Post by avtur » Wed Jul 21, 2021 21:57

Peter350 wrote:
Wed Jul 21, 2021 19:23
Conekicker wrote:
Wed Jul 21, 2021 19:10
Peter350 wrote:
Wed Jul 21, 2021 16:33
Good point actually. I suppose the differentiation makes most sense for emergency vehicles since they can jump red lights while on call, but to do the same at a level crossing or lifting bridge would be impossible or extremely dangerous due to the road being blocked.

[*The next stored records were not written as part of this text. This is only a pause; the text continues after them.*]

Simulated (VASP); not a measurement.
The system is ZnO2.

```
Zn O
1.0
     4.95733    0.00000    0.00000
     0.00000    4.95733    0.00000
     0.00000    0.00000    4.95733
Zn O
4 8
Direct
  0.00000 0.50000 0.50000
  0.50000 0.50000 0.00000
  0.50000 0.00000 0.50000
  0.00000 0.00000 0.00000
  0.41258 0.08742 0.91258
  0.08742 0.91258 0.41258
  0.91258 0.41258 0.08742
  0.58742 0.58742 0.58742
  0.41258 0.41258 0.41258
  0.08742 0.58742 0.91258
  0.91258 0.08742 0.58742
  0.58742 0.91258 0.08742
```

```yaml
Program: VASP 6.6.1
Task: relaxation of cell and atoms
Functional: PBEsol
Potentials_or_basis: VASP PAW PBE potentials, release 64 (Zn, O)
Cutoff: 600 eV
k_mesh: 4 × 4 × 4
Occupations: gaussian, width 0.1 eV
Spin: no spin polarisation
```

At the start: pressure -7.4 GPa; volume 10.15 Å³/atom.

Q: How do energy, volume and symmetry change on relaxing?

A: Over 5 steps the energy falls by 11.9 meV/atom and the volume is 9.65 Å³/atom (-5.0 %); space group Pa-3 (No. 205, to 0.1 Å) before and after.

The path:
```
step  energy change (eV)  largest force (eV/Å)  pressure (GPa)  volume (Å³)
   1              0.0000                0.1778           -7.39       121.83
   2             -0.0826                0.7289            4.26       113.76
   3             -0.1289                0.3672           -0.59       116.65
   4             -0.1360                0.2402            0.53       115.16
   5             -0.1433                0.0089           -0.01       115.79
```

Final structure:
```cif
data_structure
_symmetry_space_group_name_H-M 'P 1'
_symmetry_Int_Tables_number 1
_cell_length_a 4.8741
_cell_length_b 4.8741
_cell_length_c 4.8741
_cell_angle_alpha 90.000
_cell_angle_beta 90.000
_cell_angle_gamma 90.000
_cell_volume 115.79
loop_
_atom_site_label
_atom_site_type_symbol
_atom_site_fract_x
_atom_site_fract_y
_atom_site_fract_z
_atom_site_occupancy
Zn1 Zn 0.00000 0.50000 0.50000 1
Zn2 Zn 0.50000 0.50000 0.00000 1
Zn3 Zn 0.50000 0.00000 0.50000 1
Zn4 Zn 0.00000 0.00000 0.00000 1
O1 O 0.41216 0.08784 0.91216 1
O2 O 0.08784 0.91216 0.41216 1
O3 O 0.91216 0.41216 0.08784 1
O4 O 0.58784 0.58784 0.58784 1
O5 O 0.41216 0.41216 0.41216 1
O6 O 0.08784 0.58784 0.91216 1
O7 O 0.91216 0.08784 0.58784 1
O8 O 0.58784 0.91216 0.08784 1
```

Even so, I suppose you could design a traffic light with four phases, the additional one being another red above the existing one which only flashes in scenarios where it would be dangerous for emergency vehicles to pass. Like this:

[O] Red
[O] Red
[O] Amber
[O] Green

Double red: All vehicles must stop - no exceptions (wig-wag locations only)
Single red: Stop (except in exceptional circumstances)
What happens when one of the red aspects inevitably fails, you've lost your double red.
With a wig-wag that wouldn't be a problem.
Same as what would happen when one of the red phases fails on a wig-wag. As an aside, what is the existing protocol for when both red phases fail on a wig-wag?
The level crossing I use everyday at Cooksbridge has two sets of wig wags and two single red flashing pedestrian lights operating in both directions, I think it is fair to say that they have covered redundancy.

Flashing lights are far more conspicuous than steady lights, which I would presume is why wig-wag lights are used on level crossings.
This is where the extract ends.